Royal Dutch Shell Plc said its local unit has declared force majeure on supplies to a liquefied natural gas plant in Nigeria because of a leak in a pipeline as the OPEC member suffers from militant attacks on energy infrastructure that are hurting exports.
“The pipeline has been shut down for a joint investigation visit into the cause of the leak and repairs,” Natasha Obank, a Shell spokeswoman, said in a statement. The leak occurred on the Eastern Gas Gathering System, or EGGS-1, pipeline which supplies the bulk of Shell’s gas to the Nigeria LNG plant on Bonny Island. Some supply continues through other pipelines, Shell said.
Nigeria’s government has resumed payments to former militants and is attempting to establish talks to end attacks on pipeline infrastructure in the oil-rich Niger Delta that have damped crude production to almost a 30-year low. Output has fallen to 1.4 million barrels a day, Minister of State for Petroleum Resources Emmanuel Kachikwu said earlier this month.
While Shell has declared force majeure on supplies, “alternative sources of gas supply have enabled Nigeria LNG to continue production and loading” at its plant on Bonny Island, Charles Okon, a spokesman, said Wednesday in an e-mailed response to questions.
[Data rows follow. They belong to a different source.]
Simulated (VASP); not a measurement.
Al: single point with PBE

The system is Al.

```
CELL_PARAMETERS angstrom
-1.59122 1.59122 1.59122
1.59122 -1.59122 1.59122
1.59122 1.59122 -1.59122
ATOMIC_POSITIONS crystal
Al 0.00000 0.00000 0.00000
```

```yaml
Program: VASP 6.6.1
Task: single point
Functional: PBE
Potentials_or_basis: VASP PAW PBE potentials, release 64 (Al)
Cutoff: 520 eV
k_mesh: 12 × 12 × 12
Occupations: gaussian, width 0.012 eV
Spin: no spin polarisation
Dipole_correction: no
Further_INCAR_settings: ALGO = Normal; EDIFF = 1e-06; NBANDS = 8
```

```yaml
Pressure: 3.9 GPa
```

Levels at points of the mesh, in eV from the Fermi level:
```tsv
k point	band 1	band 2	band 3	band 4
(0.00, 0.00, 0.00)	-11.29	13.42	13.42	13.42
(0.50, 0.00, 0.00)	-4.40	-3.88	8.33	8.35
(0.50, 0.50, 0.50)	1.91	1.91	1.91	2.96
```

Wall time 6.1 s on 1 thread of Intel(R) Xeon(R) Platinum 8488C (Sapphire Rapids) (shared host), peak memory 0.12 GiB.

Any reduction in LNG exports would be a blow to a country already suffering the economic effects of low oil prices and militant attacks. The NLNG project has a capacity to process 22 million metric tons a year of the liquefied fuel, or 7 percent of world supply, as well as 5 million tons of natural gas liquids, according to a Shell website. The Nigerian National Petroleum Corp. holds a 49 percent share and Shell has 25.6 percent. Total SA and Eni SpA hold 15 percent and 10.4 percent, respectively.